21st May 1836

Eliza Fraser is shipwrecked off Australia

Eliza Fraser was shipwrecked on a reef off the coast of Australia and, after taking to a longboat, landed on the island of K’gari. She had sailed to the southern hemisphere with her husband, Captain James Fraser, and his crew on a brig called the Stirling Castle. The pair had left their children at home in Orkney.

Although some sources say the ship was wrecked on 22 May, The Pilot or Sailors’ Magazine of November 1837 records the wreck as having occurred on 21 May 1836, and it reported in some detail Eliza Fraser’s account of what happened.

After [the crew] had been on shore some time a great number of the natives were observed, and Mr. Fraser suggested giving themselves up quietly to the natives, as they were entirely defenceless , and of course already in their power. They had scarcely time to make the suggestion when several tribes came down upon them, one of which immediately captured Captain Fraser; another tribe took Mr. Brown, and a third Mr. Baxter. The natives would not allow Mrs. Fraser to go with either of them, and left her alone upon a sandy beach; and the next morning a number of old women, with some children, came down, and they gave Mrs. Fraser to understand that she must go with them, and carry one of the children upon her shoulders, which Mrs. Fraser of necessity complied with.

She told the magazine that she had not seen her husband again for three week but that when they were finally reunited he was being forced to drag around a heavy board. They were separated again and the next time she saw him, he had been speared in the shoulder for not having made sufficient progress. He died of his wound that night. Another member of the party, Mr Brown, was then burned to death, according to Eliza’s telling, from the feet upwards, for “showing some sign of dissatisfaction at the death of his captain”.

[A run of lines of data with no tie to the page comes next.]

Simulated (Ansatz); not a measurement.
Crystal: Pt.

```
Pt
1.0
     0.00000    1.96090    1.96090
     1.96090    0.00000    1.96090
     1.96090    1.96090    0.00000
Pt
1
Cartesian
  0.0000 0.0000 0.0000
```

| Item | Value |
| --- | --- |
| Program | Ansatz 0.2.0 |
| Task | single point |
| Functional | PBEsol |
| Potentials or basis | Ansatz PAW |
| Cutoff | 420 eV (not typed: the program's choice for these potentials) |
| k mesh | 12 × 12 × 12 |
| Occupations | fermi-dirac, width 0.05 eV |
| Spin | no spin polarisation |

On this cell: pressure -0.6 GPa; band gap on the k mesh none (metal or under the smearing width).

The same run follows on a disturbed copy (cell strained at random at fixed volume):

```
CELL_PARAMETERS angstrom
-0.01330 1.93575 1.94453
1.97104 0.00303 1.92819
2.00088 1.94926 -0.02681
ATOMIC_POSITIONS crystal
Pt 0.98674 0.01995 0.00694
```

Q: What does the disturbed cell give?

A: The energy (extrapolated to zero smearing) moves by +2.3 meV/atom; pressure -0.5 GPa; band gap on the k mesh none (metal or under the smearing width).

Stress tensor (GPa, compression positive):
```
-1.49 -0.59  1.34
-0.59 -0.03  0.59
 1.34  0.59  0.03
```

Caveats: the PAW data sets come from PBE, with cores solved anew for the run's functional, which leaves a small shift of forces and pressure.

It is difficult to know for sure what happened on the island, and there have been suggestions that Eliza Fraser may have exaggerated her stories (or possibly made them up) in the hope of making a living from them after returning to Britain. For example, it has also been said that when the party landed on K’gari, they split up and went in opposite directions, with the group that didn’t include Eliza finding assistance almost right away.

Eliza was rescued around six weeks after arriving on K’gari, and the island, which is now a World Heritage-listed site, was renamed Fraser island in 1847, despite having by then been inhabited for thousands of years. It regained its original name in 2023.